Closed dcrewi closed 8 years ago
Sha3 would definitely be a good fit. However, as far as I understand it, although Keccak won the competition, the actual official standardization of Sha3 hasn't happened quite yet and isn't expected to be final until sometime in Q2 of 2014. I read something in August about NIST considering some tweaks to Keccak before standardization, so, the final Sha3 might be a little different than Keccak as it exists today. So, I think it would probably be best to wait until Sha3 is official standardized before adding it.
FYI, a draft of FIPS 202, SHA-3 standard (yes, it's a draft) was published on May 28, 2014. Comments will be accepted until August 26, 2014.
I'd love to merge implementations of any crypto function that is in general use. What I want to avoid is rust-crypto gaining algorithms that aren't really being used anywhere else. I'm sure that SHA-3 will gain traction, so, I'd be excited to merge an implementation of it. I'm just a bit wary of merging anything until SHA-3 is fully standardized since the non-standard Keccak algorithm doesn't seem to have gotten significant adoption, although I could be wrong since I haven't researched it too much.Thanks for the update and sorry for the belated response!
Definitely. We should not implement the algorithm in the draft of FIPS 202 as the official SHA-3, just as we should not do Keccak so. AFAIK, the outputs of the algorithm is actually different from ones of Keccak submitted to the NIST hash function competition. See the examples for details.
The core algorithm hasn't changed between Keccak and Sha3. The output differences are due to the 2 extra bits (the "domain separator") Sha3 inserts between the message and the padding.

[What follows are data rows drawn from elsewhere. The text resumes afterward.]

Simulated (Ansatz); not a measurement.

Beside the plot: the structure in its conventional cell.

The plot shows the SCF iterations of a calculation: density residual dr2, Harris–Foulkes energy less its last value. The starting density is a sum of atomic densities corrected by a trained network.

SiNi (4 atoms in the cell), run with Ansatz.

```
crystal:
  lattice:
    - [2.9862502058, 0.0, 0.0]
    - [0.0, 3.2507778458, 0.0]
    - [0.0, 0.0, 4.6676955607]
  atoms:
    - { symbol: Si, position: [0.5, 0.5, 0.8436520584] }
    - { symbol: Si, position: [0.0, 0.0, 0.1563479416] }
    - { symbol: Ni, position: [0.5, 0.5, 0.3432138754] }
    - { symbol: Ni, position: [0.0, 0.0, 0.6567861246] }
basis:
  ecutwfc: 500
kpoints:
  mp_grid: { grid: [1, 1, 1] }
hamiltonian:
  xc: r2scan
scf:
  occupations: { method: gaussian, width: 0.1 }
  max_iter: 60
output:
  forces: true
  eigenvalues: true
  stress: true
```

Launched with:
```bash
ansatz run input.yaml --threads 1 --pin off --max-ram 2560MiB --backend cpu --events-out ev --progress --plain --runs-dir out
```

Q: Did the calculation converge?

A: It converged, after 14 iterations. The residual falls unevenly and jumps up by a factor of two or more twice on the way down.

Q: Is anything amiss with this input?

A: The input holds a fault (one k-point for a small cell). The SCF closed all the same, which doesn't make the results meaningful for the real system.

@ebfe Thank you for letting me know!
sha3 and shake are subsets of keccak so a generic one could be written that is used to impliment the 6 versions from sha3 (4 drop in replacements for sha2 and then the 2 shake functions)
I've taken a Rust implementation of SHA-3 (FIPS 202) by Sébastien Martini and updated it to work with the latest versions of Rust. See #346 @DaGenix
Someone ported the kaccak reference implementation to rust. Since it is the winner for SHA-3, it might be within the scope of the project to include an implementation in rust-crypto (even if it's not that implementation)?